Ghana's Nana not ready to concede

2012-12-11 10:22

Accra - The opposition candidate in Ghana's presidential polls said he is not ready to concede defeat after alleging a "pattern of fraud", but has not yet decided whether to challenge the results in court.

Nana Akufo-Addo, a 68-year-old human rights lawyer, made the comments on Monday after his party alleged irregularities in the election won by incumbent John Dramani Mahama, as the country seeks to maintain its reputation as a model African democracy.

"For me, the image of Ghana shouldn't be a falsehood," Akufo-Addo told reporters at his home.

"It shouldn't be that on the surface we have democracy, but underneath we have something else. We want the democracy of Ghana to be a genuine one."

The son of a former president said "there would seem to be a serious case for saying something seriously went wrong", but added that the party was continuing to investigate and would decide how to proceed. He expected a decision in the coming days.

A crowd of loyalists had gathered outside Akufo-Addo's house in support for the candidate, who lost 2008 elections by less than one percentage point.

President Mahama received welcome support from Washington on Monday as the White House urged all Ghanaians to accept the result of their election and congratulated him on his victory.
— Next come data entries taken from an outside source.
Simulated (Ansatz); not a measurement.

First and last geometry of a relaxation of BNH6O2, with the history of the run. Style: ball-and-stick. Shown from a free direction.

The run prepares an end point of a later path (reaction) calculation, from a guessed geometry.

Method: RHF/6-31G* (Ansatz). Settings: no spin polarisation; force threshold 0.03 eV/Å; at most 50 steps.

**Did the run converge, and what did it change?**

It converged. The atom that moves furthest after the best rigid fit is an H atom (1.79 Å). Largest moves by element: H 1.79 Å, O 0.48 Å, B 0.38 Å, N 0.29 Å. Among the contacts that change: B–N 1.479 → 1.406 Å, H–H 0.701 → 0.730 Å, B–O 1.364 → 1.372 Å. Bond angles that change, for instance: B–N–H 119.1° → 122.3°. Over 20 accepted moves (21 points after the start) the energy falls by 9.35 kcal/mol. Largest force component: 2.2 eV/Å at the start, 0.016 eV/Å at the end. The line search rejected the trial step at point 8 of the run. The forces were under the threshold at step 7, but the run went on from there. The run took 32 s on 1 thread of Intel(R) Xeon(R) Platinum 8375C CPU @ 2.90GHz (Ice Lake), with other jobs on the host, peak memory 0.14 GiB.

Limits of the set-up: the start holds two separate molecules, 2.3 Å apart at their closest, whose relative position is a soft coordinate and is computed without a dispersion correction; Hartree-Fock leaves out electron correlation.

According to the electoral commission, Mahama won the election held over Friday and Saturday with 50.70% of the votes cast, compared to Akufo-Addo's 47.74%.

Electoral disputes

Observers from the Commonwealth, West African bloc Ecowas and local group CODEO - which deployed election observers - all said the vote appeared peaceful and transparent but Akufo-Addo said on Monday he was not ready to admit defeat.

"The United States congratulates President John Dramani Mahama and the people of Ghana for the successful election on December 7," White House press secretary Jay Carney said in a statement.

"The United States encourages all parties to accept the results and to use the appropriate legal processes to resolve any electoral disputes."

Late in the afternoon, Benin's President Thomas Boni Yayi, also the current head of the African Union, visited Akufo-Addo's home and the two had a brief conversation with reporters in the room, but their discussions could not be heard.

When the gates opened for Yayi's convoy to enter Akufo-Addo's compound, dozens of supporters streamed through with some approaching his front door to shout encouragement at their party's leader.

The stakes are especially high in the West African country with a booming economy fuelled in part by a new and expanding oil industry.

Addressing a celebratory crowd of supporters in the central Accra on Monday, Mahama sought to move the country past the "hard fought campaign".

"I wish to welcome my fellow candidates to join me now as partners in ... creating a better Ghana," he said, after previously calling on his rivals to respect "the voice of the people".

Concrete evidence

The opposition however issued a scathing statement even before the official results were announced.

"Indeed, we have enough concrete evidence to show that the 2012 presidential election was won by our candidate, Nana Akufo-Addo," it said, alleging a "pattern of fraud".

In the wake of the opposition claims and before the results were announced Sunday, a crowd of about 300 NPP supporters had gathered near the electoral commission. Security forces fired tear gas at one point in an apparent bid to move them back.

The 54-year-old Mahama, previously vice president, has only been head of state since July, following the death of his predecessor John Atta Mills.

Elections since the return to civilian rule in 1992 have seen both parties voted out of office, establishing Ghana's democratic credentials in a region that has had its share of rigged polls and coups.

Ghana is also a top exporter of cocoa and gold, with economic growth of 14% in 2011. Eight percent growth is expected this year and next in the country of some 24 million people.